Govt probe into sewage outlets to improve Yangtze River ecology
A large-scale investigation into sewage discharge outlets in the Yangtze River has been launched, according to China’s Ministry of Ecology and Environment.
An official from the ministry said on Monday that in the first half of 2019, technologies including satellite remote sensing, drone aerial photography, unmanned ships and robots will be used to get a clear picture of the outlets that are discharging sewage into the mother river, which passes through 11 provinces, municipalities and autonomous regions.
The Yangtze River Economic Zone produces more than 40 percent of China’s GDP and discharges more than 40 percent of the country’s waste water.
The investigation into outlets discharging sewage into the river is a fundamental task that will radically improve the ecology and environment of the 6,300-kilometer-long Yangtze River.
The two-year investigation aims to find all sewage outlets, monitor them while screening the polluting ones, and learn more about the contaminants in the water.

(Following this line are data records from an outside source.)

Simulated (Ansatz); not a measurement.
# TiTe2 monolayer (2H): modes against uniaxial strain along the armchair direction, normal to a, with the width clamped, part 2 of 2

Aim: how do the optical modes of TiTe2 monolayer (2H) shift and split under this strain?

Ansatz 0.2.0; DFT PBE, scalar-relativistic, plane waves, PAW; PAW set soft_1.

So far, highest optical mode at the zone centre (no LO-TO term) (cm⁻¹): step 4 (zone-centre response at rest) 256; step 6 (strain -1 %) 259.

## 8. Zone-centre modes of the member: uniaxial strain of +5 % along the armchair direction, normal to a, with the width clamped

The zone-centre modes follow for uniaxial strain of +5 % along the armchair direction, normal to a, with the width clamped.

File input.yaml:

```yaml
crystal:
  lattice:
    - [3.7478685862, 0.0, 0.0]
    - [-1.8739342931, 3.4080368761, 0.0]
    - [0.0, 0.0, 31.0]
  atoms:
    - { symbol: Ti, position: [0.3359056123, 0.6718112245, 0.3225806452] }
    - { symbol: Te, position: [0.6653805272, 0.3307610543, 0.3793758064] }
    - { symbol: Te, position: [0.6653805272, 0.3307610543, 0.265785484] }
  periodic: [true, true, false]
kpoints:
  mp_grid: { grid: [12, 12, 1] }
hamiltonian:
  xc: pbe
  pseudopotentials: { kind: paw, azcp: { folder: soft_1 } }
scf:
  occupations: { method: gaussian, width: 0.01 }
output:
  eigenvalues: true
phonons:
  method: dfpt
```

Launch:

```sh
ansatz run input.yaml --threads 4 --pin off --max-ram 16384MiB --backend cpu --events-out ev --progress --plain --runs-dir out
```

The investigation will also track the source of the severely polluting outlets, and then regulate or remove them.
Yubei district of Southwest China’s Chongqing Municipality and Taizhou of East China’s Jiangsu Province will find and monitor the outlets in the first half of 2019, then track and regulate them in the second half.
Other cities along the river will learn from the experience of the two regions in the first half of 2019 in preparation for working plans to find and monitor the outlets.
The scope of the investigation is focused 63 cities along the stem stream of the Yangtze River, which stretches from Yibin in Southwest China’s Sichuan Province to the East China Sea, as well as its major tributaries.